Pres. "Bush": "Jim, our plan in Iraq has always been a 3 phase plan. Phase 1 -- invade a country, free a people and remove a brutal dictator. No one will deny Phase 1 was a complete success."
"Lehrer": "What about Phase 2?"
"Bush": "As we all know, there are those in Iraq who don't want freedom for that country. The Saddam loyalists, the insurgents, the terrorists. In Phase 2, we smoke these folks out by letting them think they're winning, you know? Convincing them that we don't know what we're doing. In other words, lulling them into a false sense of security. And that's where we are right now. Phase 2 -- the lulling phase. And despite what our critics would tell you, it's working. Terrorist confidence and morale has never been higher."

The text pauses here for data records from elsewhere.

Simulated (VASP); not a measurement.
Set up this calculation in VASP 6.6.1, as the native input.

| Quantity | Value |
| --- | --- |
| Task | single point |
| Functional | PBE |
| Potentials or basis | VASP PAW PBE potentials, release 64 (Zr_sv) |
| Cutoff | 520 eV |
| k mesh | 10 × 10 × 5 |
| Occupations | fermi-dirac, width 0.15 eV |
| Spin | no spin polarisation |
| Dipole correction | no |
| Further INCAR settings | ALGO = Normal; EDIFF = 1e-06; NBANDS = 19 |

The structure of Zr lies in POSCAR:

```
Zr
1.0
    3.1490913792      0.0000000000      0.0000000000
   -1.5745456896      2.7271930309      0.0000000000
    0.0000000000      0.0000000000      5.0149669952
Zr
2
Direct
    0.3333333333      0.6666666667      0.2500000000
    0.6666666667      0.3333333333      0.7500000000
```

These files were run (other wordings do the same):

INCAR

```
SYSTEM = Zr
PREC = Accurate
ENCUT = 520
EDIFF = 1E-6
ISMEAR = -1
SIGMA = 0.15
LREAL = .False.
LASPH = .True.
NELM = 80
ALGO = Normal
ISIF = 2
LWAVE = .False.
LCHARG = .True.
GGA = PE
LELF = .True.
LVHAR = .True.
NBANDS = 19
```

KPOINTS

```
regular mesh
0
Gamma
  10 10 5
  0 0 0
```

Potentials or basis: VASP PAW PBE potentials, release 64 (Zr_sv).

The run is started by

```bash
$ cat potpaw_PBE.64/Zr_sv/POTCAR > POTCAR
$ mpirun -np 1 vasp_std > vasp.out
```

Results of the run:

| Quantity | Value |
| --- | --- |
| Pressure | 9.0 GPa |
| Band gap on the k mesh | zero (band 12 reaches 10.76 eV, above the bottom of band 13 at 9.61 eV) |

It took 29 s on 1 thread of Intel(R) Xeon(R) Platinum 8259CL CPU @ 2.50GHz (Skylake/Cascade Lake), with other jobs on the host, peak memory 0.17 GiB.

"Lehrer": "And what happens in Phase 3?"
"Bush": "Jim, we're still working on Phase 3. And believe me, we're working hard. Cause, it's ah, hard work. And we're working hard. Every day. We're working evenings. Ordering in. Working hard together. Now to answer your question, we don't know all the details yet. But basically in Phase 3, we crush the terrorists, and then hold elections so that the Iraqi people can choose their own destiny. Because I believe all people want freedom, don't you?"
"Lehrer": "Absolutely. But when you say, crush the terrorists, how exactly do you plan to do that?"
"Bush": "By working hard. Working Saturdays."
"Lehrer": "So your plan is to crush the terrorists by coming in on Saturdays?"
"Bush": "If that's what it takes."
"Lehrer": "Senator Kerry, your response?"
"John Kerry": "A silver star, a bronze star, and 3 purple hearts."
"Lehrer": "Excuse me?"
"Kerry": "Oh, I'm sorry. I thought you were asking me what decorations I won in Vietnam."
"Lehrer": "No, I wanted your reaction to the president's plan."
"Kerry": "Jim, the fact is, this administration lied to the American people. We were told Iraq had weapons of mass destruction. It was about to acquire these weapons. That it was closely involved with al Qaeda. And after misleading us into the war, we now find out this president doesn't have a plan to win the peace. He doesn't, but I do."
"Lehrer": "And what is your plan, Senator?"
"Kerry": "I will do what this president should have done in the first place, which is enlist the help of our European allies, so that the future of Iraq is not solely America's responsibility."
"Lehrer": "But senator, given that many European governments were reluctant to come on board before the invasion, how would you convince them to step in now?"
"Kerry": "Jim, I would sit down with France, Germany and Russia and I would explain to them why we simply can't afford to ignore Iraq. I remind them that Iraq maintains vast stockpiles of weapons of mass destruction, that it's actively seeking to acquire nuclear weapons, that it closely allied with al Qaeda, that it was almost certainly behind 9/11."
"Lehrer": "But just a few minutes ago, didn't you say that none of that was true?"
"Kerry": "I changed my mind."
"Lehrer": "Mr. President, continuing with Senator Kerry's point, suppose we fail to stop the insurgency in Iraq, do you have a contingency plan to restore stability in the country?'
"Bush": "Of course we do, Jim. We work hard. We came up with a contingency plan. You know, that's our job. And it's hard work, thinking up a plan. Let alone 2 plans. A regular plan, and a contingency plan. A lot of long hours. Reading documents and you know, sitting in meetings, and you know, uh, I came in on Sunday once."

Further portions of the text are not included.